Comment Re:bill of rights restricts GOVERNMENT (Score 2) 116
Further, where are the chartered corporations that these power seekers made?
It's worth noting that we can actually look at what the founding fathers wrote and said, rather than just accepting your bit of historical revisionism. For example, Madison said of the charters of the day (in debate on whether to create a public charter, the Bank of the US:
He waved a reply to Mr. Vining's observations on the common law, (in which that gentleman had been lengthy and minute, in order to invalidate Mr. Madison's objection to the power proposed to be given to the Bank, to make rules and regulations, not contrary to law). Mr. Madison said the question would involve a very lengthy discussion - and other objects more intimately connected with the subject, remained to be considered.
The power of granting Charters, he observed, is a great and important power, and ought not to be exercised, without we find ourselves expressly authorised to grant them: Here he dilated on the great and extensive influence that incorporated societies had on public affairs in Europe: They are a powerful machine, which have always been found competent to effect objects on principles, in a great measure independent of the people.
He argued against the influence of the precedent to be established by the bill - for tho it has been said that the charter is to be granted only for a term of years, yet he contended, that granting the powers on any principle, is granting them in perpetuum - and assuming this right on the part of the government involves the assumption of every power whatever.
So there's an example of one of the most important of the founders eschewing the corporation of that time.
While I imagine Madison would be dubious of today's legal fiction of "corporate personhood", he would have also resisted the formation of many of the US's current public institutions. And in the few cases where those institutions met his approval, he'd probably disapprove of their considerably enlarged scope.
And on other end of this spectrum was Alexander Hamilton who supported a strong central government and probably wouldn't have had a major problem with much of what has been done since.

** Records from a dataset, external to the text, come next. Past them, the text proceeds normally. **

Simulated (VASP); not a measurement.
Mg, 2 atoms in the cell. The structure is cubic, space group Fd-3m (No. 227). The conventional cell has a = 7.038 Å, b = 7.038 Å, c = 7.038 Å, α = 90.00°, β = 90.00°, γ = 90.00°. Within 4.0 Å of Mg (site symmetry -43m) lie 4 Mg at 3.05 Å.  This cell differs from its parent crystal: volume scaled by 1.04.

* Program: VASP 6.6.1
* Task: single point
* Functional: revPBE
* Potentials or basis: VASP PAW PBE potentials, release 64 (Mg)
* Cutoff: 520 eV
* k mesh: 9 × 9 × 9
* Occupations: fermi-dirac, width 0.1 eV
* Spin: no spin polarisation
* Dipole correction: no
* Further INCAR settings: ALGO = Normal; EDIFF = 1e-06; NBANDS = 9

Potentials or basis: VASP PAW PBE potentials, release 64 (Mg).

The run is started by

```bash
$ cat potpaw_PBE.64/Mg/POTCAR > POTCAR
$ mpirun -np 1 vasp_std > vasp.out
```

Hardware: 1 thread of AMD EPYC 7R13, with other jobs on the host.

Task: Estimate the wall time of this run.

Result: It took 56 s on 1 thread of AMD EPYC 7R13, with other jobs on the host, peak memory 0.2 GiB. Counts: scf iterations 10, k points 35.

Just like now, there was a mix of the many human opinions, vices, and virtues. To say that the founding fathers meant that or this, especially when what they supposedly meant is just a blatantly fantastical reinterpretation of their times through a modern ideological filter, is to lose understanding of them or of their times.
Finally, though I don't see the indication that the times of the late 18th century are sufficiently different from today that we can safely ignore the purpose of the Constitution or the various dangers it was designed to forestall or mitigate.